Founding modern dance troupes respectively in Hong Kong, Guangzhou and Beijing, Willy Tsao is considered a modern dance champion in China. Wang Jing / China Daily

 Free on his feet

Dancers of Hong Kong City Contemporary Dance Company stage the dance show Blind Chance in Beijing. Cheung Chi-wai / For China Daily

 Free on his feet

Dancers of Beijing Dance LDTX rehearse the dance drama All River Red. Wang Jing / China Daily

Limelight | Willy Tsao

Willy Tsao had a visceral reaction to the first performance of modern dance he saw decades ago, and has never stopped making the art form his own, Chen Nan reports.

The first time Willy Tsao watched a modern dance show in Hong Kong in the early 1970s, which was performed by an American dance troupe at Hong Kong Arts Festival, he was instantly hooked.

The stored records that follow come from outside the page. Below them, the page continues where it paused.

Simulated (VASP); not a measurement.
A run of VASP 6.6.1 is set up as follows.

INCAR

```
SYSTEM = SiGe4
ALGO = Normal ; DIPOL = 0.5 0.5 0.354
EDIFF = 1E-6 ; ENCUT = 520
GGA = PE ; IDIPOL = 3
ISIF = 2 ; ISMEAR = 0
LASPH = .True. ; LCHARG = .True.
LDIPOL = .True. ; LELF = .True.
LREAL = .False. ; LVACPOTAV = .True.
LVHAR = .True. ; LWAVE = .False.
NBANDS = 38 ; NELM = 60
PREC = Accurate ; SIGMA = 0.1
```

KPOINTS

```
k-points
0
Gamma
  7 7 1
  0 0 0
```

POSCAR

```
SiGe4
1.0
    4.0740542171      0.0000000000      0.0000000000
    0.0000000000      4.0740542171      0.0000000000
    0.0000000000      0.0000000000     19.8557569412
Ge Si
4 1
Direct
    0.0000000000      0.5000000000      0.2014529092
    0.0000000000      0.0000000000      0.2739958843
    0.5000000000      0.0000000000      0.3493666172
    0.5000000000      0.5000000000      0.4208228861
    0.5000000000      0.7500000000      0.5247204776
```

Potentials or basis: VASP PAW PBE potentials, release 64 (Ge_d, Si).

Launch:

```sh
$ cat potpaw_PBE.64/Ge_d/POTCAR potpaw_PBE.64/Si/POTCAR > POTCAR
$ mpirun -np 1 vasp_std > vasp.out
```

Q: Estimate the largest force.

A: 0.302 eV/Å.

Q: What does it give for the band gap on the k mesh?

"When I saw the show, I didn't know what they were doing but I wanted to join them immediately and dance like them," he says.

He describes himself, while watching the show, as a resonating wine glass responding as the dancers swayed to the music.

That became the philosophy of how Tsao found like-minded people - they should resonate with modern dance. But he didn't expect his new love for modern dance to become a lifelong passion.

During the 1970s, young people in their 20s like Tsao, who was born in Hong Kong and educated in the United States, considered the city of Hong Kong as boring.

"There was no entertainment. The only show that everyone loved was the annual Miss Hong Kong Pageant," the 58-year-old recalls. "I felt choked in such an environment."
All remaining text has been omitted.